The song topped Billboard‘s Adult Contemporary chart, and while it wasn’t quite as big a hit as some of her other songs, it stood out for its dreamy production and lyrics that came straight from the heart.

9. “Little Lies” (1987)

“Little Lies” was Fleetwood Mac’s final US top ten hit, and it was a good one to go out on, thanks to its mix of airy harmonies and pointed lyrics.

While Quintela had a cowriting credit on the song, McVie noted that he didn’t contribute much, saying, “‘Little Lies’ was very much my song, and it’s not about me, and it’s not about Eddy. It’s just a song I wrote, lying out by my pool with a pad and paper and that’s what I came up with. Counter-vocals written across Lindsey’s tune and… I just kind of made it up.”

Christine McVie and Stevie Nicks in 1987
Christine McVie and Stevie Nicks in 1987Getty

Christine McVie solo projects

Christine McVie released her debut solo album, Christine Perfect (yep, Perfect was her real maiden name!) in 1970, shortly before she joined Fleetwood Mac. In a 1980 interview, she admitted, “When I made that record, I wasn’t really sure about my talent, or about what direction I wanted to go in musically… I didn’t really feel artistically together until I joined Fleetwood Mac.”

Her next album, Christine McVie, came out in 1984, and produced her only top 10 solo hit, “Got a Hold on Me.” Lindsey Buckingham played guitar on the song, so it wasn’t much of a departure from the music she was best known for.

As she told Rolling Stone of her second solo album, “Maybe it isn’t the most adventurous album in the world, but I wanted to be honest and please my own ears with it.”
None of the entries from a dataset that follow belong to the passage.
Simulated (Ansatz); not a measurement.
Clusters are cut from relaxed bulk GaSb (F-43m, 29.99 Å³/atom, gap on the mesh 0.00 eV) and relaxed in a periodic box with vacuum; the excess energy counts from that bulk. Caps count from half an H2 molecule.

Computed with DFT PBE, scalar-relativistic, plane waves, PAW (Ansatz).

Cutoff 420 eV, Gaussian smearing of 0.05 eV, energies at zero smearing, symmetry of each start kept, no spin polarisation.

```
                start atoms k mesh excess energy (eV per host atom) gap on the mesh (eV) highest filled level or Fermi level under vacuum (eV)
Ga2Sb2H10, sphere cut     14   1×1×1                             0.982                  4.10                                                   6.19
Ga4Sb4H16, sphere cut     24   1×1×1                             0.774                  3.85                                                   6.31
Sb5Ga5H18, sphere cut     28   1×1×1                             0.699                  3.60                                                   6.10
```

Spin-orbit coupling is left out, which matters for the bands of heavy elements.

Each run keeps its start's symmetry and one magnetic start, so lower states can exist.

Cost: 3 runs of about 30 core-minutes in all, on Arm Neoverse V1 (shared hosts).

McVie’s final solo album, In the Meantime, came out in 2004, and received mixed reviews. She had complicated feelings about it, telling the Los Angeles Times, “It had some good songs on it, but I went about it all wrong. I did it the wrong way, with the wrong people, I didn’t want to fly, I didn’t want to promote it. I just did it in my garage and nothing happened with it. That caused a certain amount of angst, and then I just stopped.”

McVie eventually returned to Fleetwood Mac in 2014, and in 2017, she and Buckingham released an album as a duo, Lindsey Buckingham Christine McVie. The album earned praise for its classic Fleetwood Mac sound, and she said that she and Buckingham had a “very natural” rapport and always shared a “musical connection.”

Christine McVie’s solo work may not be quite as well known as Nicks’ but it still possesses her signature simple yet spot-on songwriting and singular voice.